WASHINGTON — Janet L. Yellen, the Federal Reserve chairwoman, told lawmakers Wednesday that proposals to increase congressional oversight of the central bank could cause collateral damage to the broader economy.
Ms. Yellen’s warning, delivered in prepared testimony to the House Financial Services Committee, marked an intensification of the Fed’s opposition to the measures, mostly backed by congressional Republicans.
It is likely to heighten tensions between the Fed and its overseers.
“Efforts to further increase transparency, no matter how well intentioned, must avoid unintended consequences that could undermine the Federal Reserve’s ability to make policy in the long-run best interest of American families and businesses,” Ms. Yellen said, according to an advance copy of her prepared remarks.
She is scheduled to appear before the committee at 10 a.m.
Ms. Yellen said the Fed’s monetary policy plans had not changed in recent weeks. Officials still expect to start raising the Fed’s benchmark interest rate later this year, provided the economy grows in line with their expectations.
And she suggested that the economic outlook was brightening, mentioning among other factors the benefits of low oil prices, low interest rates, increased hiring and the spillover benefits from stimulus campaigns in other developed economies.
“Looking forward, prospects are favorable for further improvement in the U.S. labor market and the economy more broadly,” she told the committee.

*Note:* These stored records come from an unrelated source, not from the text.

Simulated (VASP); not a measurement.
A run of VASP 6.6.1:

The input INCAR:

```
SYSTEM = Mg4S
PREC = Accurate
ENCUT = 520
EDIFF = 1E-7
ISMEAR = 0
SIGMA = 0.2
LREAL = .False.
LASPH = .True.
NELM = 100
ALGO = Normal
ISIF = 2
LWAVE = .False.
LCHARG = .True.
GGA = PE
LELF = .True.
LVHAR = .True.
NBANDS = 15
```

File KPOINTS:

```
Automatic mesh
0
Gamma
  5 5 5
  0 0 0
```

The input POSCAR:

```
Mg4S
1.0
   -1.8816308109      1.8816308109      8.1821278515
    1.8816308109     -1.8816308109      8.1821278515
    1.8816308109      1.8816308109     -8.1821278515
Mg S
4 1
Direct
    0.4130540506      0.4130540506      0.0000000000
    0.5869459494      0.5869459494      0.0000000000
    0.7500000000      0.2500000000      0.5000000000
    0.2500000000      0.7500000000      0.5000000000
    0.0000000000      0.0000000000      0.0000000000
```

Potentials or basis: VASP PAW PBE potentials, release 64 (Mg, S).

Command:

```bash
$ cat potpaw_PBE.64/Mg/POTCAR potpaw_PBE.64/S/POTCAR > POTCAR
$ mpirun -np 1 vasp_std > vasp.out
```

Ms. Yellen tipped her hat to problems in Greece and China but, like other Fed officials, she does not seem overly worried. “Although the recovery in the euro area appears to have gained a firmer footing, the situation in Greece remains difficult,” she said. “And China continues to grapple with the challenges posed by high debt, weak property markets and volatile financial conditions.”
The International Monetary Fund has argued the Fed should wait until next year before raising interest rates. A few Fed officials agree. But Ms. Yellen made clear Wednesday that the position of the majority had not changed.
“If the economy evolves as we expect, economic conditions likely would make it appropriate at some point this year to raise the federal funds target rate, thereby beginning to normalize the stance of monetary policy,” she said.
The Fed’s relationship with its congressional overseers has deteriorated since Ms. Yellen took over the Fed and Republicans took over both chambers of Congress.
Ms. Yellen’s last appearance before the House committee, in February, was an openly hostile affair. Ms. Yellen is scheduled to answer the committee’s questions on Wednesday after reading her testimony.
Representative Jeb Hensarling, a Texas Republican who is chairman of the Financial Services Committee, is pursuing an investigation of a 2012 leak of confidential information about the Fed’s bond-buying plans. The Fed has refused to provide some information, citing a continuing investigation by the Justice Department, a position Mr. Hensarling has described as “willful obstruction.”
Congress is also considering a number of measures to increase oversight of the central bank. One proposal would require the Fed to articulate a rule for setting interest rates, and then justify deviations from that rule. Another would subject the Fed’s policy-making process to regular external review.
Ms. Yellen and other Fed officials argue that such changes would inhibit the conduct of monetary policy. The Fed, like central banks in other developed nations, is insulated from political pressure so it can make unpopular decisions that have long-term benefits, like raising interest rates to control inflation.
Ms. Yellen said Wednesday that the Fed already ranked “among the most transparent central banks,” and cautioned against opening new windows.
“Measures that affect the ability of policy makers to make decisions about monetary policy free of short-term political pressure, in the name of transparency, should be avoided,” Ms. Yellen said in her testimony.
Proponents of the measures, however, say additional oversight would strengthen the conduct of monetary policy. They argue that the Fed has aimed at an increasing number of targets since the financial crisis, including job growth and financial stability, at the expense of a pure focus on inflation.
“The Fed’s clamor for independence is its underpinning for circumventing any sort of congressional accountability,” Representative Sean Duffy, a Wisconsin Republican, said at a Tuesday hearing on Fed transparency.